Japan's bickering politicos have finally agreed on an economic plan to get the country out of its deflationary, debt-ridden slump. To hear the term "watered-down" as often as when you read the plan's media coverage, you'd have to hang out at a really stingy bar. If this plan were a screwdriver, most journalists would swear the bartender forgot the vodka.
Japan needs a plan because its banks have something like $350 billion in bad loans. That's $425 billion when you count institutions that aren't banks. And those are the official reports. Try "two to three times that," said the New York Times, while USA Today said "private analysts" guess two to four times higher. OK, that's a lot. But the new economic minister Heizo Takenaka, described as a maverick and a tough reformer, promised to save the day. And he might have, if his original plan, leaked last week, hadn't terrified both the government and the banks. Bankers threatened to sue the government, and politicians had fits. Presto change-o, new plan.
Here's where the watering comes in. The proposal had plenty of seemingly good ideas such as asking banks to get rid of half their bad loans over the next two years, introducing huge tax cuts, establishing a government agency to handle bad loans, inspecting banks, and implementing new rules to evaluate borrowers. Nice suggestions, but they're just that: suggestions. One controversial item, making banks stop using tax credits to prop up their capital, went from a mandate (in last week's unofficial plan) to something to be "swiftly considered." "The words that dominated the Takenaka Plan were: 'considering,' 'hoping,' 'urging' and 'if,'" complained the Financial Times' David Ibison. "The words conspicuously absent were: 'will,' 'can,' 'should' and 'immediately.'" Suddenly, everything seems so fuzzy and nebulous. Are you sure there's no vodka in this thing?

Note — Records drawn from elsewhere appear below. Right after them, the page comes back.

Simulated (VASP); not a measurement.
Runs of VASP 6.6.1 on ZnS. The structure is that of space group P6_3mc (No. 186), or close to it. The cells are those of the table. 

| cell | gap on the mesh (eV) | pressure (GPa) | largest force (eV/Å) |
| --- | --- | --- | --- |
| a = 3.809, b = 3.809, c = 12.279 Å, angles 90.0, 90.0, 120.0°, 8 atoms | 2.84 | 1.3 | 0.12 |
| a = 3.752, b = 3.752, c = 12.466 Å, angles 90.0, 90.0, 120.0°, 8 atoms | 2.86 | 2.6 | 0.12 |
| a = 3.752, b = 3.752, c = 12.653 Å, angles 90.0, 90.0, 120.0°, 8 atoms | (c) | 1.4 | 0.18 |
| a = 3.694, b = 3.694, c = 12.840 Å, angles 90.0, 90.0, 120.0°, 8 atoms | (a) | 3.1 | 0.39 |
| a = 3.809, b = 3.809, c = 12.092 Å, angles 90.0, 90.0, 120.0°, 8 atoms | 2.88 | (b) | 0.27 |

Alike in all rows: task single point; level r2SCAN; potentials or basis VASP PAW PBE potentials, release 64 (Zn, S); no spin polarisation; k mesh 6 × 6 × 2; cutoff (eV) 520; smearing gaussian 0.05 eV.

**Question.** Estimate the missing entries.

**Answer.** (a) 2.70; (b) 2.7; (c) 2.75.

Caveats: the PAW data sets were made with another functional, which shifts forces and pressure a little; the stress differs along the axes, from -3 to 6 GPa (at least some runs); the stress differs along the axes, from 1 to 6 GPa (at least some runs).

With so many business writers hating this plan so much, we wonder how any outlets came up with the good spins they did. BBC News Online's sources must have thought it was Opposite Day. "It's not watered down from the initial proposals," one analyst told the BBC, while another said, more tepidly, "It wasn't a worst-case compromise." Closer to Japan, Singapore's English-language Straits Times also made the plan sound decent, saying, "The measures unveiled last night were generally welcomed by economists and analysts, who heaved a sigh of relief that the government did not shrink from acting, even if it had tempered some of its earlier proposals."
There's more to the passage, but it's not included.